Originally posted by mikesingh
That means the ESA images are all mud! Make-believe stuff based on some 3D imaging software! So what are NASA and ESA up to? Billion dollar probes
with million dollar cameras on board just to see shoddy pics generated by some 3D software? Is this what our great scientists base their analyses on?
Was this the way imagery was planned to be got from those probes and processed as false CGIs?
I would like to point that the type of
photos that are taken by those missions are those that the scientists want (I hope

), not what the common people want, that is why they usually use
the red filter as the primary filter and never use a RGB filter, they use separate filters, and the case of HiRISE they do not even have a Red, a
Green and a Blue filter they have a combined Green+Blue one.

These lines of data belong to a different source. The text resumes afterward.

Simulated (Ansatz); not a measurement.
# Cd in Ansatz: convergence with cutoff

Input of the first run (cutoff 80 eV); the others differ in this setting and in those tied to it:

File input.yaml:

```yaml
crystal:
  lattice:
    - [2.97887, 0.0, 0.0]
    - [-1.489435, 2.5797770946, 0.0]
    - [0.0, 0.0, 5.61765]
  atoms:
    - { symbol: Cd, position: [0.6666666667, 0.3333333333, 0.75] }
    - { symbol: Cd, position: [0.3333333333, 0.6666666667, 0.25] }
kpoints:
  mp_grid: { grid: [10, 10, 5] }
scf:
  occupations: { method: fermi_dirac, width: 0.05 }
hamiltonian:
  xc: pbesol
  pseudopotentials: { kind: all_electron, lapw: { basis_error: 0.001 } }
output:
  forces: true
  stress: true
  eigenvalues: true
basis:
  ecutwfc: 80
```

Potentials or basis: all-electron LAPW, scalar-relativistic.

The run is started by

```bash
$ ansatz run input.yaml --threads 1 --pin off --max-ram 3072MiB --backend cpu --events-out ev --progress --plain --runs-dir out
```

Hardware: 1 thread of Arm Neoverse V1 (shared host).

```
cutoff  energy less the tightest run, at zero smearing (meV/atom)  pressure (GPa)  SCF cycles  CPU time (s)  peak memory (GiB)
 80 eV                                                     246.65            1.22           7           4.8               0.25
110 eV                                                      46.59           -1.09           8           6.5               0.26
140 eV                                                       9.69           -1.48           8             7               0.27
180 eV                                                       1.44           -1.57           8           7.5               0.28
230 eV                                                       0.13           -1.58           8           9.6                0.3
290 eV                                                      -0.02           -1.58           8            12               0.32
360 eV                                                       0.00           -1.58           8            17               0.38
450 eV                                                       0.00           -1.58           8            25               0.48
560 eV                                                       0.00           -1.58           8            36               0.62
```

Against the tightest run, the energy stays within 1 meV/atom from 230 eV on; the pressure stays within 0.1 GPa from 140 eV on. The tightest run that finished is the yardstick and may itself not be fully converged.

The 3D images are just a small (and not the most important) part of the data gathered by the 7 instruments:
- the High Resolution Stereo Camera (HRSC), with near infrared, red, green, blue, nadir, forward, backward and two photometry channels
- the OMEGA Visible and Infrared Mineralogical Mapping Spectrometer (used to analyze the surface composition)
- the SPICAM Ultraviolet and Infrared Atmospheric Spectrometer (uses the light from the stars that are seen through the atmosphere to look for Ozone
and water vapour)
- the Planetary Fourier Spectrometer (this uses the Sun light to analyze the reaction of the molecules on the atmosphere)
- the ASPERA Energetic Neutral Atoms Analyser (analyzes the effect of the Solar wind on the Mars atmosphere)
- the Mars Radio Science Experiment (MaRS) (uses the radio communications with Earth to analyze Mars' ionosphere)
- and the MARSIS Sub-Surface Sounding Radar Altimeter
With all this data available, 3D images are the less important.
PS: the camera was already developed, it was an adaptation from the original camera built for the failed Russian Mars-96 mission, so it was cheaper,
the Russians had already paid for it.